Origin of "Wet Behind the Ears"?

Where does this expression “wet behind the ears” come from? Perhaps some SDoper can share with us?

“The allusion is to the inexperience of a baby, so recently born as to be still wet.”

That does nothing to explain why it is “behind the ears,” rather than wet anywhere else, and since your link merely asserts this derivation, without any argument or evidence, I am not at all convinced by it.

Because the area behind the ears dries later than other parts of the body.

But it’s an idiom. It’s does not require an explanation: the phrase is used because both speaker and listener understand that it means “young and inexperienced.”

A quick google search gives 1,260,000 hits for “wet behind the ears” and 256,000 for “still wet behind the ears”, showing that the latter form is a fairly common version of the phrase.

Anyone with experience with water knows that unless specifically targeted in whatever drying process you utilise the fold behind the ear is one of the areas that stays wet the longest. Together with the meaning of the idiom, “someone who is young and inexperienced”, this is the best available evidence for it refering to babies and amniotic fluid.

In Norwegian the expression is normally prased as “not yet dry behind the ears”, and we also have the eloquent “born yesterday and dried by (or in) the oven” for the young and inexperienced.

Babies definitely stay wet behind the ears at birth longer than any other place, if not specifically dried there. I’d round on newborns I delivered 24 hours or so after birth, and saw some significant moisture (and vernix) still there on some of them.
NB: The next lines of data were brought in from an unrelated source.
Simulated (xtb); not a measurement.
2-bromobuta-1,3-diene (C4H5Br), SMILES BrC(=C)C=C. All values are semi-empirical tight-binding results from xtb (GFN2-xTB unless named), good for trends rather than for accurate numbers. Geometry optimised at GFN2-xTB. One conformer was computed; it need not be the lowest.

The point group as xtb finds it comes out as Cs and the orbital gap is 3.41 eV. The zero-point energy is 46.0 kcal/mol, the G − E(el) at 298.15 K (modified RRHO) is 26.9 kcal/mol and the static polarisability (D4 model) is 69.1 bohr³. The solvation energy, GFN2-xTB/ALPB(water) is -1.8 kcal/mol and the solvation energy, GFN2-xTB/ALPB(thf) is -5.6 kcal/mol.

Compare this to the Quebecois slang: “Jaune”, applied (at least for a time in the past) to novice police officers. Literally translated, it means yellow, but the derivation is said to be that of baby feces, which is yellow for the first few days (or more) of life.

I would have assumed it was derived form neonatal jaundice, which seems to make more sense than referring to a person by the colour of their faeces. Of course since they’re talking about cops, maybe that was an intentional insult.

OK, so that is about 2/3 of the Straight Dope (both boards and Cecil’s columns) that can be deleted, I guess.

Newborn poop is black- with just a vague idea of green- for the first few days. I was warned excessively about this by nurses and other parents before seeing it myself, because apparently it freaks a lot of new parents out.

Yeah, not sure where the “yellow poop” idea came from. Newborns have black poop, which starts to gradually become yellow(ish) over the course of a week or two, as milk is digested. The black poop newborns have is called meconium.

I’ve never heard this. Anyone have?

Are you sure it’s not ‘Jeune’? (= Young, inexperienced). Possibly a word-play on some aspect of their uniform?

It’s jaune. I last saw it used in Trevanian’s novel, “The Main”.

You’re overlooking an important distinction here (I believe due to Saussure) between synchrony and diachrony. Of course in contemporary English the meaning of the phrase is idiomatic and needn’t be a function of the meaning of its parts. But the OP’s question was about the origin of the expression. Idioms don’t emerge spontaneously; their history can in principle be researched, and argued over on the basis of logic and evidence.